Dictatorial societies are notorious for fostering environments of suspicion and fear. It is always chilling to read Aleksandr Solzhenitsyn’s three-volume narrative The Gulag Archipelago. Solzhenitsyn relied on eyewitness testimony and primary research as well as his own experiences as a prisoner in the Soviet gulag labor camp system. A simple denouncement by a jealous or unhappy neighbor or acquaintance was sufficient to make you disappear into the icy expanse of Siberia. On 20 February 1948, the secret police arrived at the Prokofiev household at 2 in the morning and arrested Lina Prokofiev. Accused of espionage she was tortured and eventually sentenced to 20 years of hard labor in the Siberian gulag. At some point it was speculated that Maria-Cecilia Abramovna Mendelson, who had married Sergei Prokofiev just five weeks prior, might actually have instigated Lina’s arrest. It may well have been nothing but slanderous gossip, but things had been complicated for some time.
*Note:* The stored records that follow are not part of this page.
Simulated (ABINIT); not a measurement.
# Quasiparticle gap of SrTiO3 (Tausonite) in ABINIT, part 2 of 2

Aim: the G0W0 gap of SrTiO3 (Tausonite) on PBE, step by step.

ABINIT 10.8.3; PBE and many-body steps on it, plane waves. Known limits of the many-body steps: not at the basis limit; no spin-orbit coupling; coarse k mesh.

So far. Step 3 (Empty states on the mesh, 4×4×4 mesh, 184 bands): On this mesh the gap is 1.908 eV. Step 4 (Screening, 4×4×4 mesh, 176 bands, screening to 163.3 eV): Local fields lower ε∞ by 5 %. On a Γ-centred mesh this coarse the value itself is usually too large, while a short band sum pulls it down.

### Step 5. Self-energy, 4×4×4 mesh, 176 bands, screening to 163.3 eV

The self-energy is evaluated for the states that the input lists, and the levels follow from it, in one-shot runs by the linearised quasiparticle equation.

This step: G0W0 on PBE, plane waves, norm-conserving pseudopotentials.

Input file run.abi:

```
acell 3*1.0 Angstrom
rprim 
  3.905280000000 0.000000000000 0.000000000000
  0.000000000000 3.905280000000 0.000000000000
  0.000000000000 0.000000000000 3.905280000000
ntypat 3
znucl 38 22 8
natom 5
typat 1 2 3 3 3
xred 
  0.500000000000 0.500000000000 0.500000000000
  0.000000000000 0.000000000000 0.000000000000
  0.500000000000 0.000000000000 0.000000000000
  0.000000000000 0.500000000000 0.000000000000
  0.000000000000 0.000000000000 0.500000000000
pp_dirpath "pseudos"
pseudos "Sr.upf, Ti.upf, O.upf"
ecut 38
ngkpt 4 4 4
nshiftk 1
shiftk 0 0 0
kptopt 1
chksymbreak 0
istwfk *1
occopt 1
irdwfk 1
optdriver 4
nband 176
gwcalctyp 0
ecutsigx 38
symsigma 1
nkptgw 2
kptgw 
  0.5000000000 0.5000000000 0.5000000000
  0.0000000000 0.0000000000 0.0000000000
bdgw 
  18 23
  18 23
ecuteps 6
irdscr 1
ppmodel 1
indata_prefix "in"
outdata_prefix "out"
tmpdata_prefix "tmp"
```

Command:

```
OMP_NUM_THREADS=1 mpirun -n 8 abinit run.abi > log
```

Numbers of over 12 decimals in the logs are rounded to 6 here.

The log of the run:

Sergej Prokofiev: Piano Sonata No. 8, Op. 84
Mira Mendelson, the only child of a Jewish professor in Kiev, came to Moscow to study at the Gorky Institute. When she met Prokofiev in the summer of 1939 she was exactly half the composer’s age. He was 48 and she was 24, and after a couple of romantic strolls and cuddles, Prokofiev was in love. Prokofiev encoded his newly found happiness almost immediately in music. He set one of Mira’s poems in the cycle Seven Songs of 1939, and dedicated his famous Piano Sonata No. 8, which was also conceived in 1939, to his new love as well. Unlike Lina, Mira was not a great beauty eager to be loved by all. Instead, she had an unassuming personality and was perfectly happy in her role as Prokofiev’s quiet and supportive companion. And Prokofiev, tired of chasing one rare beauty after another, suddenly realized that Mira was the kind of woman he had longed for all his life. And since his marriage to Lina had deteriorated beyond hope, he left his wife and their two sons in 1941. Prokofiev lived openly with Mira for the next couple of years, and she acted as his secretary, librettist, and literary advisor. Prokofiev did ask Lina for a divorce, but was told in no uncertain terms that he would never get it!
Yet somehow, on 13 January 1948 wedding bells were ringing for Sergei and Mira! Since Lina stubbornly refused to grant Prokofiev a divorce, he had to rely on an obscure 1944 Soviet law that all existing marriages had to be registered with the Census Bureau. Since the Prokofiev’s had never gone through the trouble of registering their marriage in the USSR, the union was annulled and Sergei was legally free to marry Mira without the divorce. Lina was arrested merely five weeks later, which led to speculations that Mira was actually an agent for Stalin’s secret police with a dedicated assignment to keep tabs on the independent-minded Prokofiev. It was suggested that the authorities only agreed to the Sergei and Mira marriage in order to imprison the foreign-born Lina. Such speculations clearly lack substance, but with Lina shipped off to Siberia, Mira took her place on Prokofiev’s side. A philologist by profession and a talented poet to boot, Mira wrote the libretto to Prokofiev’s last operas, including the monumental War and Peace based on the Tolstoy classic. Prokofiev suffered a debilitating stroke in 1949 and Mira gently nursed him back to life. Doctors forbade Prokofiev to do any kind of work and sensing the end, Sergei told his wife to put his affairs in order. On 5 March 1953 Prokofiev complained about feeling cold and sick. An ambulance was called, but a final deadly stroke killed him almost instantaneously. Mira worked on Prokofiev’s legacy, cataloguing his musical manuscripts and writing several articles about him, with Soviet censorship preventing her from reporting on their personal life together.